Figure 5: The relationship between landslide velocity and pore water pressure for the Ventnor landslide, after Carey (2011)

Basal tills show creep like behaviour below the yield strength, and a combination of creep and stick-slip behaviour (representing periods in which the effective normal stress reduces sufficiently to ensure that the macroscopic yield strength is lower than the externally imposed shear stress) results in a stepped movement pattern, in common with landslides. A key finding in till dominated systems is that creep rates often decay rapidly under constant stress forcing, once the initial perturbation that caused the movement to start has passed. Thus, till deformation provides a potential mechanism to explain this behaviour; creep rates have been observed to increase so long as normal effective stress is increasing, but decline under constant stress conditions. In a real system this would generate the strain hardening style of behaviour.

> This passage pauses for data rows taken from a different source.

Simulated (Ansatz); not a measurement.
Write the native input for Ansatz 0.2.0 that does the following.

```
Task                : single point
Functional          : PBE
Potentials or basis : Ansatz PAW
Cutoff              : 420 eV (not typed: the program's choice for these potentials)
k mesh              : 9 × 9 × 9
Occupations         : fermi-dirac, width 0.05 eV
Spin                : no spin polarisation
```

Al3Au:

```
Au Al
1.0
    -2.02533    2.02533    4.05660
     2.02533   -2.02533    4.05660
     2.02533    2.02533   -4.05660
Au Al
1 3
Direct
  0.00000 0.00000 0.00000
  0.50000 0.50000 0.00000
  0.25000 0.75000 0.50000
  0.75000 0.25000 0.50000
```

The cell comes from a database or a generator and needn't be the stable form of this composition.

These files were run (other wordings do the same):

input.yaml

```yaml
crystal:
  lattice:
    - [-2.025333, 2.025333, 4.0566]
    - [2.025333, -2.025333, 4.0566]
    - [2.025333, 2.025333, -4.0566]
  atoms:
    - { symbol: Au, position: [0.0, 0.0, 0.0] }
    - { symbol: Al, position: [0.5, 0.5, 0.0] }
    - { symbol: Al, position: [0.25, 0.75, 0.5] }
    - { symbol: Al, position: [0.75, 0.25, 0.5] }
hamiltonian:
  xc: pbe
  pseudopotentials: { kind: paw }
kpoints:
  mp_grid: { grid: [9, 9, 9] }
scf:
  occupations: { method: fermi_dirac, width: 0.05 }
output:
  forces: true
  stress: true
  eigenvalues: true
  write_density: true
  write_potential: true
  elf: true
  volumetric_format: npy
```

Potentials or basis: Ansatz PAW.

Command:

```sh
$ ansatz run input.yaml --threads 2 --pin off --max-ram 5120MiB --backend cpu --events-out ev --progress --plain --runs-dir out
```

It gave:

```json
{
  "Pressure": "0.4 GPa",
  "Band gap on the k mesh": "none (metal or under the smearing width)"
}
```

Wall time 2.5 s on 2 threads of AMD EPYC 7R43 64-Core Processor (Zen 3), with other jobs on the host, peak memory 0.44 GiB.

Glaciers examined by Damsgaard et al. (2016) shows this behaviour, with slow increases in velocity during phases of increasing pore water pressure, but rapid reductions in movement rate when pore water pressures peak. The authors point out that behaviour that is similar to that of glaciers is seen in landslides, and hence argue that the styles of deformation are directly analogous.

3 Insights into landslide response to pore water pressure change from laboratory testing

Most laboratory testing of landslide materials does not provide insight into the response of materials to changes in normal effective stress. The vast majority of geotechnical tests use a non-representative stress path, in which deformation is driven by changing shear stress under conditions of constant strain rate. In drained tests, normal effective stress is not permitted to change; in undrained tests pore water pressure can be generated, but only as a response to the application of shear stress. To investigate the behaviour described above requires the use of the field stress path, sometimes termed the pore pressure reinflation (PPR) test (see Petley et al. 2005), in which normal and total effective stress are kept constant, and pore water pressure is varied. The PPR test is most commonly undertaken within triaxial or stress path equipment, which makes it simple to capture the pore water pressure increase phase, but challenging to deal with the subsequent reduction in pore water pressure conditions. Nonetheless this equipment can provide considerable insight.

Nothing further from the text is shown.